Post created by: Amanda
In our physics’ lectures we learned about pressure and how it equals the force of an object divided by its area, as shown in the equation P=F/A. We then went on to use this relationship to solve many different types of problems. One problem explained the different pressures created on the heels of two different types of shoes: heels or sneakers. We discovered that the weight (or force) of the person wearing the shoes doesn’t change, but only the area of the heel of the shoe that the weight of the person is pushing down on. If the area was large, such as the case with the sneaker, then the pressure generated will be relatively small. But if the area were to be very small, like the heels, then the same force divided by the small area will create a large pressure.
Now, how does this apply to the movie Ant Man? Well, if you’ve watched the movie they explain this pretty well, but essentially the same thing that was going on in our shoe example happens with the Ant Man as he shrinks. When he is his regular human size, any of his movements - such as fighting someone - will feel to his victims like an average human fighting. But when he shrinks to the size of an ant, his overall area drastically decreases also. And, since the force of his punches stay the same, when it’s divided by the much smaller area the pressure generated is vastly larger than that of an average human’s. As a result, Ant Man is capable of dealing deathly blows and causing serious damage due to his dramatic decrease in size and maintenance of a large force.
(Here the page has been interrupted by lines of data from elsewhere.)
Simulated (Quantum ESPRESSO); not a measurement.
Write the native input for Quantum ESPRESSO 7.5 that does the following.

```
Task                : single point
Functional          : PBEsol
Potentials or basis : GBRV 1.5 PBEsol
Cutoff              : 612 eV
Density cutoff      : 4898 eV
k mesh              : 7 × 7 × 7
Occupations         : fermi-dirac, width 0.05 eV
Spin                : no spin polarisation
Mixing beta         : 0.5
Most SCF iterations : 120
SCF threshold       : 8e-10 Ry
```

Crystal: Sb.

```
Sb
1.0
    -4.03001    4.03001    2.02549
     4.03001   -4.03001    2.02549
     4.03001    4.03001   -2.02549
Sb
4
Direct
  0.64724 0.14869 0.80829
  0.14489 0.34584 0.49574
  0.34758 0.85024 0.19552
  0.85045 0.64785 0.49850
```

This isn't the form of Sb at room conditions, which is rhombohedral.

To better understand, we’ll look at the numbers behind this principle. A human punch has an average force of 1445.67 N (The Physics of Punching Someone in the Face), and the average pressure is 499,869.5 Pa (Punching in a Street Fight). Based off of these measurements, we can manipulate the equation P=F/A to solve for area, or A=F/P, and get the average area involved in the punch to be 0.0029 m^2. Now, to find how much Ant Man’s pressure per punch increases when he shrinks, we simply find his new area. Since a human is roughly 558.667 times larger than an ant (How Big is an Ant Compared to a Human?), when Ant Man shrinks to an ant’s size, his area is roughly 5.191 x 10^-5 m^2. Since his force stays the same, his new pressure generated by this much smaller area will be about 27,849,547.3 Pa, which is almost 56 times larger than when he was human sized.
Adams , C. (2010, July 23). The Physics of Punching Someone in the Face. Retrieved February 6, 2020, from https://www.washingtoncitypaper.com/columns/straight-dope/article/13039270/straight-dope-the-physics-of- punching-someone-in-the-face
King, R. (2016, November 15). Punching in a Street Fight. Retrieved February 6, 2020, from https://kpcombat.ca/punching-in-a-street-fight
How big is an ant compared to a human? (2006, September 26). Retrieved February 6, 2020, from https://www.answers.com/Q/How_big_is_an_ant_compared_to_a_human
This does not look right. If Ant Man's size is decreased by a factor of ~560, one must note that the area of his hand must decrease by a factor of ~560² (since both dimensions of the part of the hand involved in the punch shrink). Hence the area decreases by a factor of ~3.1 x 10⁵. If the force remains the same, the pressure must increase by the very same incredible amount. This makes the pressure comparable to that exerted by a bullet on the human body.